Cybersecurity: Smart Defenses for Smart Manufacturing Production
Protecting your manufacturing network involves the entire organization.
It is very difficult to go through a business day without another notice of a cybersecurity breach. Reported in February of this year, hackers infiltrated Tesla’s cloud environment and stole computer resources to mine cryptocurrency (dubbed “cryptojacking”), while some proprietary data related to mapping, telemetry and vehicle servicing was also reportedly exposed.
The breach was swiftly rectified, according to a Tesla spokesperson, who added there was “no indication” the breach impacted customer privacy or compromised the security of its vehicles.

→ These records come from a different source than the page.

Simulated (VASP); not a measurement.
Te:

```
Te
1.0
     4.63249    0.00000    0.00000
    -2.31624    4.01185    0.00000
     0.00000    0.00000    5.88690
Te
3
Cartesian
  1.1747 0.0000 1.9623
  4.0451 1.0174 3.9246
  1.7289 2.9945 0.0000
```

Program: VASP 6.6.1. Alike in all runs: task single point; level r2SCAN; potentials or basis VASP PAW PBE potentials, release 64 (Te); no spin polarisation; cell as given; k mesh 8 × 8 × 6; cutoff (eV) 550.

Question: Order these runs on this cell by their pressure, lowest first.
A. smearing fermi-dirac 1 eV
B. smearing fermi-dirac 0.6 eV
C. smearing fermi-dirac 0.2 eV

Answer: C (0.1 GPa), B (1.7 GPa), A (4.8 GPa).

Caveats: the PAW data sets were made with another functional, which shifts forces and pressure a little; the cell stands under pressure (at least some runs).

According to MForesight: Alliance for Manufacturing Foresight (Ann Arbor, MI), improving cybersecurity for the manufacturing supply chain is a particularly serious need. Facing constant pressure to improve production efficiencies, manufacturing supply chains are necessarily connected, integrated and interdependent. But, securing the entire supply chain is not a top-down mission. Rather, it depends on security decision-making at the local factory level.
Standards organizations are one place to look for such emerging public-private partnerships. The National Cybersecurity Center of Excellence (NCCoE), a part of the National Institute of Standards and Technology (NIST) of the U.S. Department of Commerce, is a collaborative hub where industry organizations, government agencies and academic institutions are working together to address businesses’ most pressing cybersecurity challenges. This public-private partnership enables the creation of practical cybersecurity solutions for specific industries or broad, cross-sector technology challenges. Working with technology partners—from Fortune 50 market leaders to smaller companies specializing in IT security—the NCCoE and NIST are developing modular, easily adaptable examples of cybersecurity solutions demonstrating how to apply standards and best practices using commercially available technology.
For example, the NIST Engineering Laboratory (EL), in conjunction with the NCCoE will produce a series of solutions demonstrating cybersecurity capabilities for manufacturing organizations and then create a NIST Cybersecurity Framework (CSF). The five functions of NIST’s Cybersecurity Framework Core are:
- Identify – Develop the organizational understanding to manage cybersecurity risk to systems, assets, data and capabilities.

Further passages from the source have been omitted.